Could a presentation preparation strategy with a deliberately revolting name (vomit) be the smartest communication tool you've never tried?
Yes, the name is deliberately off-putting. That’s rather the point.
Because the VOMIT Method is everything your overthinking brain resists — and exactly what you need when time is short and the pressure to prepare is high.
Let me explain what it is, why it works, and when to reach for it.
What VOMIT Actually Stands For
VOMIT stands for Verbal Outpouring of Material In Total. The name describes the process precisely: you don’t think, you don’t edit, you don’t filter — you simply pour everything you know about your topic into a voice recording or a document, as fast as it comes, without stopping to judge any of it.
No structure. No crafting. No concern for whether something is good enough. Just the raw, unfiltered output of everything your brain holds about the subject.
It sounds chaotic, and it is. That’s exactly what makes it effective.
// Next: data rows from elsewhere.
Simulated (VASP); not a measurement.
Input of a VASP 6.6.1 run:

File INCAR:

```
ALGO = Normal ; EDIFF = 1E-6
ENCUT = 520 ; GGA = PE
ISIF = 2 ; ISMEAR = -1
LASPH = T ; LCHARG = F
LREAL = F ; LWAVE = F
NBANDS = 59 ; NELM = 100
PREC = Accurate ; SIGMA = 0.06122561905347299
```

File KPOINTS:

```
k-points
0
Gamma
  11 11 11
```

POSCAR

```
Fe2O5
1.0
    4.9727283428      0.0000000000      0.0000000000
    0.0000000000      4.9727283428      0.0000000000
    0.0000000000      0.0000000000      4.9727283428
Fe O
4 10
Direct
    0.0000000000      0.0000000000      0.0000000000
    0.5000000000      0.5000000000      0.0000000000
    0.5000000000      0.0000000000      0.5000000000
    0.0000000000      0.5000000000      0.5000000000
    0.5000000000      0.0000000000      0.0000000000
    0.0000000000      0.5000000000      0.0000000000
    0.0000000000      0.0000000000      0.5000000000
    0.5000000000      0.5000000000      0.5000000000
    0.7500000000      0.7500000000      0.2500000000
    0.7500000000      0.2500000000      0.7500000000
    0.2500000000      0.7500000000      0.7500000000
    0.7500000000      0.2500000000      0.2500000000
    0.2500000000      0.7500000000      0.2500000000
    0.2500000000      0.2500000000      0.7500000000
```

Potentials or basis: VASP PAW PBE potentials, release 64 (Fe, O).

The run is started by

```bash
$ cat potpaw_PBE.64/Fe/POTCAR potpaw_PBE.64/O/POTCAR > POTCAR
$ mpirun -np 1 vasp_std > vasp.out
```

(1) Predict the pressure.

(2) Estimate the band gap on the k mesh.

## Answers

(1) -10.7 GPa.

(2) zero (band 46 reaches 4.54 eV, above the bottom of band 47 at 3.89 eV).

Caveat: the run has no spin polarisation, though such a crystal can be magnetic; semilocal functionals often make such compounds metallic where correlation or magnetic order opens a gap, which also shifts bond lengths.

Why the Brain Needs Permission to Make a Mess
Most of us approach presentation preparation with a sequential mindset: gather information, then structure it, then refine it, then practise. This seems logical. It’s also genuinely inefficient, because structure-first preparation creates a filter that prevents a lot of your best material from surfacing.
When you’re trying to organise and generate simultaneously, the critical part of your brain is in the room before the creative part has finished speaking. You reject ideas before they’ve had the chance to be developed. You reach for the safe, predictable structure before you’ve explored whether something more interesting might work better.
The VOMIT method separates generation from curation. Get everything out first. Organise afterwards.
How to Use It in Practice
Step one: set a timer for ten to fifteen minutes. No preparation, no research — just start talking or typing.
Tell someone — an imaginary audience, a camera, a voice recorder — everything you know about your topic. Anecdotes, facts, examples, opinions, concerns, ideas, whatever surface in whatever order they come. Don’t stop to edit. Don’t go back. If you repeat yourself, repeat yourself. If you take a tangent, take it. Keep moving.
Step two: when the timer stops, review what you’ve produced. Listen back to the recording, or read through what you’ve written.
You’ll find, almost invariably, that some of what you produced is genuinely useful — ideas you hadn’t consciously planned, examples that are vivid and relevant, connections you didn’t know you were going to make. There will also be material that’s clearly not useful, tangents that went nowhere, repetition that doesn’t add value. That’s fine.
Step three: extract the good material. Look for what’s strong, what’s relevant, what’s surprising. Build your structure from those elements.
When to Use It
The VOMIT method is most valuable in three situations.
First, when you have very little time to prepare. If you’ve been given a presentation slot with minimal notice, you don’t have time to approach preparation conventionally. The VOMIT method gets your raw material out quickly so you can structure and rehearse with whatever time remains.
Second, when you’re stuck on structure. If you know your topic well but can’t find the right shape for the presentation, the dump-everything-then-organise approach often surfaces a structure that feels more natural than anything you’d have designed from the top down.
Third, when you’re preparing for a topic you know deeply. Experts are often the worst at conventional preparation because they know too much. The VOMIT method helps them surface the most important and accessible material from a very dense knowledge base.
The Quality That Comes From Letting Go
The presentations that come from VOMIT-based preparation often feel more alive than conventionally structured ones. They tend to have more personal examples, more genuine voice, more of the speaker’s actual thinking rather than a polished but slightly hollow version of it.
Because the raw material came from an uncritical outpouring, it retains a quality of authenticity. The editing and shaping that follows doesn’t remove that quality — it reveals it.
Sometimes the most effective preparation strategy is the least dignified one. This is definitely one of them.